I'm facing a specific scenario:
There's a function that takes in a boolean and returns either a RealItem or an ImaginaryItem. I'm using conditional types to determine the return type based on the boolean argument.
type RealItem = { color: string }
type ImaginaryItem = { description: string }
export function createItem<T extends boolean>(isReal: T): T extends true ? RealItem : ImaginaryItem
export function createItem<T extends boolean>(isReal: T): RealItem | ImaginaryItem {
return isReal ? { color: 'red' } : { description: 'Crazy thing' }
}
The function signatures work as expected for the following scenarios:
const a = createItem(true) | typeof a -> RealItem
const b = createItem(false) | typeof b -> ImaginaryItem
let isReal = true
const a = createItem(isReal) | typeof a -> RealItem
let isReal = false
const b = createItem(isReal) | typeof b -> ImaginaryItem
However, when I wrap the createItem function in another function and pass the isReal argument:
const itemsFactory = (isReal: boolean) => createItem(isReal)

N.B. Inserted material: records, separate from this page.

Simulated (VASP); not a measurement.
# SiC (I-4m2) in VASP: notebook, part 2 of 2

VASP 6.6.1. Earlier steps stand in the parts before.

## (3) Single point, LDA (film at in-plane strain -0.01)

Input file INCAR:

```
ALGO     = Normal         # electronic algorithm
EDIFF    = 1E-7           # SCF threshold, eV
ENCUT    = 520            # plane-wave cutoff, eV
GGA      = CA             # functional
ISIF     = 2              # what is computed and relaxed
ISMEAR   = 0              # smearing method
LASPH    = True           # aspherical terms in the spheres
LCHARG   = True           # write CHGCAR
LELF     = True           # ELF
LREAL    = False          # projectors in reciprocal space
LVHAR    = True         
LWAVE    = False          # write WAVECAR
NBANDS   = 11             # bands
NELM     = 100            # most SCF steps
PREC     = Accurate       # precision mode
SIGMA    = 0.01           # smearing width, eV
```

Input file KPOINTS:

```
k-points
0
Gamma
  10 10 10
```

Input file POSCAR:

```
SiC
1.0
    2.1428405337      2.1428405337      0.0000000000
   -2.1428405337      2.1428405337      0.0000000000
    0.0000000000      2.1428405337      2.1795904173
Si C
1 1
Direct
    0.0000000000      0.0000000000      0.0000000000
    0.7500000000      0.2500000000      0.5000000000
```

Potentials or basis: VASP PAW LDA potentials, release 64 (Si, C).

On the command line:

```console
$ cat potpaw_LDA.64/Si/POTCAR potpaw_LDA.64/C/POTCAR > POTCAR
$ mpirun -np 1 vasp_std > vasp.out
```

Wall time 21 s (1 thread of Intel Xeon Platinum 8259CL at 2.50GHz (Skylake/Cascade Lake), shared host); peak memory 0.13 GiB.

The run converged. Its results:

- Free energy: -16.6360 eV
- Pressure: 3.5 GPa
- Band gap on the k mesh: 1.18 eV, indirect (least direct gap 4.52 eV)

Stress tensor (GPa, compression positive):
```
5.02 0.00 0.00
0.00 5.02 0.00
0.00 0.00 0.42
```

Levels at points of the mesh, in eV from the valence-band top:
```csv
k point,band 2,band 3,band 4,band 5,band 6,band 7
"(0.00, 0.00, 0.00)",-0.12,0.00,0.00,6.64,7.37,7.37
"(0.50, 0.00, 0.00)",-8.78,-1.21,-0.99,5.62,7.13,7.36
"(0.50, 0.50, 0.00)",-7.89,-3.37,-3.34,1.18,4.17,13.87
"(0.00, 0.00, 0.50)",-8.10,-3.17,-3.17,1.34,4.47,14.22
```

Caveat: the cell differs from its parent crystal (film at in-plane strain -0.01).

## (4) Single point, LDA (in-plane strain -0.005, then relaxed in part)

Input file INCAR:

TypeScript fails to infer the narrowed return type with conditional return type:
const a = itemsFactory(true) | typeof a -> RealItem | ImaginaryItem
const b = itemsFactory(false) | typeof b -> RealItem | ImaginaryItem
The union type is causing some dissatisfaction for me.
- Is this a limitation of TypeScript in terms of type inference?
- How can I guide TypeScript to better interpret higher function arguments?
I understand that type guards could be used here, but they are not compatible with my current code structure.